Published daily by the Lowy Institute

A new WTO boss: Brazil 1-0 Mexico

A new WTO boss: Brazil 1-0 Mexico
Published 8 May 2013 

So Brazil has triumphed over Mexico in the contest to provide the next Director-General of the WTO. Roberto Azevedo (pictured) beat Herminio Blanco to take over from Pascal Lamy, who will step down on 31 August after serving two terms as DG.

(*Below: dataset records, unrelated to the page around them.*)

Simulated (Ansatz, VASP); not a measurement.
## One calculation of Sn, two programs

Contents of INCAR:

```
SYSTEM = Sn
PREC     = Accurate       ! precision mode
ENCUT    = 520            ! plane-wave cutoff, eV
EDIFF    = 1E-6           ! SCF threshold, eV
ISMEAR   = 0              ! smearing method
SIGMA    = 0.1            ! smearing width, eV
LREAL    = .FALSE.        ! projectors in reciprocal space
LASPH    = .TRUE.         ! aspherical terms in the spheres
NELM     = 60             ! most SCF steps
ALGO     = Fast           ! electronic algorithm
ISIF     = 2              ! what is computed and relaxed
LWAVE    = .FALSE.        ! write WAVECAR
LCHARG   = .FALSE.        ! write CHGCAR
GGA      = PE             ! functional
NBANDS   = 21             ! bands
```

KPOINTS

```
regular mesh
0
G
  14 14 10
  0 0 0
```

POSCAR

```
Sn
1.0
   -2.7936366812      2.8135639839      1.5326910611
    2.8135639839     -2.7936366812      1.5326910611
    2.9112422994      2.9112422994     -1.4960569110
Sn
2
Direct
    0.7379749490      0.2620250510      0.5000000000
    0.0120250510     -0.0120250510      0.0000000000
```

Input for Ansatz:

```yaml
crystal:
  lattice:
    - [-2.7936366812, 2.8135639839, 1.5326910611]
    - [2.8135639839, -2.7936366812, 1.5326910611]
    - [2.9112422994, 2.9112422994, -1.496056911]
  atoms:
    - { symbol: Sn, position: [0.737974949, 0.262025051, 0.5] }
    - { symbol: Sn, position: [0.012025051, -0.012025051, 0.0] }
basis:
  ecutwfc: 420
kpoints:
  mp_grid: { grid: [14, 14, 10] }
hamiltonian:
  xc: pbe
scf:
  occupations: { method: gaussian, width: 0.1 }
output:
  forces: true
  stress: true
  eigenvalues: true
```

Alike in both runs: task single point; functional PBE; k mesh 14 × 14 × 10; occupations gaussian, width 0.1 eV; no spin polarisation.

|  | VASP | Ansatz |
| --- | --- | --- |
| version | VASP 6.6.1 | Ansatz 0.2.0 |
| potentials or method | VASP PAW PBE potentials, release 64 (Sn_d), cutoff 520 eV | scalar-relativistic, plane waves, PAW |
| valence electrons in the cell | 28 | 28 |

Brazil's President Dilma Rousseff declared that Azevedo's win was 'not a victory for Brazil, nor for a group of countries, but a victory for the World Trade Organization.' But as I noted last week, there are several possible ways to characterise the result:

  • Despite Rousseff's conciliatory words, as a triumph for Brasilia over Mexico City in the continuing tussle for 'leadership' in Latin America, and for international diplomatic clout more generally.
  • As a win for the preferred candidate of the BRICs and developing countries over the preferred choice of the US, the EU and the 'trade establishment'.
  • And (perhaps) as a symbolic victory for Brazil's more restrictive approach to trade policy as opposed to Mexico's relatively more liberal one.

Regardless of the spin one chooses to put on the result, there is no doubt that the challenge now facing Azevedo is immense: to restore the clout of an organisation that has been losing credibility since shortly after the launch of the Doha Round back in 2001.

Doha now spans four failed WTO Ministerials (five if the failure to launch a round in Seattle in 1999 is included) and as each year has gone by, the degree of ambition has faded. The upcoming Ministerial in Bali in December will see WTO members make yet another push to deliver what is now a radically pared-down agreement (basically a deal on trade facilitation). Yet recent months have seen signs that even this might be out of reach. 

Mr Azevedo must be hoping that this isn't the case. Although the outcome is largely out of his hands, another failed WTO Ministerial would signal the WTO's continued slide into irrelevance as a negotiating body and represent a disastrous start for his term at its helm.